Operators of Twitchell Dam must release water from the reservoir to protect Southern California steelhead fish and comply with the Endangered Species Act, according to a recent ruling from the Ninth Circuit Court of Appeals.
In 2019, San Luis Obispo Coastkeeper and Los Padres ForestWatch, represented by the Environmental Defense Center, Sycamore Law Inc., and Aqua Terra Aeris Law Group, filed a lawsuit against the dam’s operators, the Bureau of Reclamation and the Santa Maria Valley Water Conservation District. The lawsuit alleged that they are violating the Endangered Species Act by limiting the amount of water flows in the Santa Maria River to “levels that harm the critically imperiled Southern California steelhead population.”
Twitchell Reservoir is located in southern San Luis Obispo County near the border with Santa Barbara County.
According to the Environmental Defense Center, the Southern California steelhead is one of the most endangered fish in the United States.

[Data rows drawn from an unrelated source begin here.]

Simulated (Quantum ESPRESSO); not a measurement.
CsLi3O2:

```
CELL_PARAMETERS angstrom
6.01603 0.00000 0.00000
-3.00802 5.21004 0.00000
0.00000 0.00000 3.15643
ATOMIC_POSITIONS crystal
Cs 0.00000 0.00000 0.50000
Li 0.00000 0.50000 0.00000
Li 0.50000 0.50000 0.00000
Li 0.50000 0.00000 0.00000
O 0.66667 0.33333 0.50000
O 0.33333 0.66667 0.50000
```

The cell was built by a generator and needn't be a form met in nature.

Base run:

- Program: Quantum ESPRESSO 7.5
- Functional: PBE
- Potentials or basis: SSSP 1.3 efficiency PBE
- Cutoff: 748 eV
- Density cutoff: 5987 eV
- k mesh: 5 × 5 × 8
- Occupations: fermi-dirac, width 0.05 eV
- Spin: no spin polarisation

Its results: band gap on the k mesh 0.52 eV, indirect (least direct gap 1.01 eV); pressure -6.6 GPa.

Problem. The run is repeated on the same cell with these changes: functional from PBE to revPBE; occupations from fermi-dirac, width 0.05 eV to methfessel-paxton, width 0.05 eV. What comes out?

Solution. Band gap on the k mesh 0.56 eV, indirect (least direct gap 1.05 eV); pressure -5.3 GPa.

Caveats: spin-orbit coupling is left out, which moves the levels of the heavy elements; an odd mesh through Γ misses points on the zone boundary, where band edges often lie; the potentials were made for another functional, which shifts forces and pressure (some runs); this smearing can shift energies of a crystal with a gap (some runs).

“Steelhead are a keystone species for our region and an indicator of health in our local waterways,” the Environmental Defense Center said in a news release. “The operation of Twitchell Dam limits the timing and quantity of flows in the mainstem of the Santa Maria River, preventing steelhead from migrating to and from the ocean and upstream spawning habitat. ... Without adequate flows, fish are unable to complete this process and become stranded in the dry river system.”
According to Linda Krop, chief counsel at the Environmental Defense Center, the issue is one that its clients and other environmental groups have been working on for about 20 years.
The agencies operating the dam claimed that their hands were tied, as the 1954 law that authorized construction of the dam allegedly prohibited them from releasing water for fish.
Originally, the district court ruled in favor of the Twitchell Dam operators, but the plaintiffs appealed, and the Ninth Circuit ruled last Friday that operation of the dam must comply with both the law that authorized the dam and the Endangered Species Act.
“The agencies have discretion to operate Twitchell Dam for other purposes besides irrigation, conservation and flood control — including, potentially, adjusting water discharged to support the migration and reproduction of Southern California steelhead,” the Ninth Circuit Court of Appeals said.
The Environmental Defense Center said that the amount of water necessary to protect the steelhead population would be only about 4% of the reservoir’s average annual amount of stored water and that no water would be released in extremely dry years.
“Our lawsuit seeks to bring the Santa Maria Valley Water District out of the 1950s and into the 21st century,” said Gordon Hensley, San Luis Obispo Coastkeeper’s executive director. “Santa Maria can have both steelhead and its water supply with straightforward changes to water management.”
Multiple studies and reports have been prepared over the years to restore the steelhead population, many saying that flows can be modified to protect the Southern California steelhead without affecting the dam’s other uses.
“It’s not just that you’re putting more water into the river system, it’s the timing,” Krop said, adding that flow modifications are made when steelhead are migrating, not year-round.
Krop told Noozhawk that the Environmental Defense Center and its clients now hope to meet with the dam’s operators to negotiate and work together to make a plan for Twitchell Dam to comply with the Endangered Species Act.